Democrat congressman Ruben Gallego on Monday ripped his Harvard classmate Jared Kushner, tweeting that he ‘won’t take lectures from a man who couldn’t succeed without family money’.
Donald Trump’s son-in-law had earlier said the president wants to help black people in America, but they have to ‘want to be successful’ for his policies to work.
‘President Trump’s policies are the policies that can help people break out of the problems that they’re complaining about, but he can’t want them to be successful more than they want to be successful,’ Kushner said on ‘Fox & Friends.’
Gallego hit back, writing: ‘His [Kushner’s] parents paid millions of dollars to get him there. So I won’t take lectures about who wants to succeed more from a man who couldn’t do it without $$ from his parents.’

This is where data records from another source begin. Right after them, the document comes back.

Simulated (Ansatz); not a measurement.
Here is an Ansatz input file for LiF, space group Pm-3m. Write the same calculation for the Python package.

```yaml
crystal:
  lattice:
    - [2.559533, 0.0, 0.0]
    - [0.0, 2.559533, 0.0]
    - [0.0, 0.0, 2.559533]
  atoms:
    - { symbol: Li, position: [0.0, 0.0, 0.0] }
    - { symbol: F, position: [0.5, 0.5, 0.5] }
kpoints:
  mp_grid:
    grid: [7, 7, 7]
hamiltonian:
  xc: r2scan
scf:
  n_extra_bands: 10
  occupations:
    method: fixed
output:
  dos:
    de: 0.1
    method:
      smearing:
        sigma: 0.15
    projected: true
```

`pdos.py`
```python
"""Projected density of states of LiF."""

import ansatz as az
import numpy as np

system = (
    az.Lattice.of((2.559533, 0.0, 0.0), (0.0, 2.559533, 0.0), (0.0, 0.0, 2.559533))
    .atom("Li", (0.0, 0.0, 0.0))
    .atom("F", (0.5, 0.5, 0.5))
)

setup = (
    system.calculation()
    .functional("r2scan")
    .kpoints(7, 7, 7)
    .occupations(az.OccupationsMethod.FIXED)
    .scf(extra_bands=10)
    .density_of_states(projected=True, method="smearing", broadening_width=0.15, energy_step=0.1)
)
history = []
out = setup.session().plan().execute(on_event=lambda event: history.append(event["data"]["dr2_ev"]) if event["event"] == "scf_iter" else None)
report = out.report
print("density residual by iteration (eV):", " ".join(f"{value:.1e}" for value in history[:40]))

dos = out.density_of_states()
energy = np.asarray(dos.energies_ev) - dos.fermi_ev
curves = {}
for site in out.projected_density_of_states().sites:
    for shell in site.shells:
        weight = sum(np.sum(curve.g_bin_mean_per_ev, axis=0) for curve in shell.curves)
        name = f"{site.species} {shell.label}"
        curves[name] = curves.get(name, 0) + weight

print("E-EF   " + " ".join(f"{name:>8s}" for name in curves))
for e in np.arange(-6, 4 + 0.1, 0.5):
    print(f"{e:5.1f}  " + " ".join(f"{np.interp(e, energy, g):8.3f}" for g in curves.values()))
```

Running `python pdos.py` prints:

The Iraq war veteran posted a lengthy thread to Twitter in which he detailed the hard work that went into getting him into Harvard.
He wrote: ‘This how the 1% look at minorities. I was a classmate of Kushner let me tell you what I did to get into Harvard compared to what he did.’
Democrat congressman Ruben Gallego, left, on Monday ripped his Harvard classmate Jared Kushner, right, tweeting that he won’t ‘take lectures from a man who couldn’t succeed without family money’
The Iraq war veteran posted a lengthy thread to Twitter in which he detailed the hard work that went into getting him into Harvard
Gallego said he began buying ‘used prep exam books and copying exams from the library’ in his freshman year of high school, got a job ‘flipping burgers to pay for extra curriculars’ and ‘used a friends computer to apply’.
He added: ‘Not knowing anyone that went to Harvard let along college, I looked up students in the student directory.’
‘My interviewer hadn’t ever had an applicant take public transportation to see her. Was surprised when I told her I was taking it back home. She was kind enough to drop me off at the CTA stop.’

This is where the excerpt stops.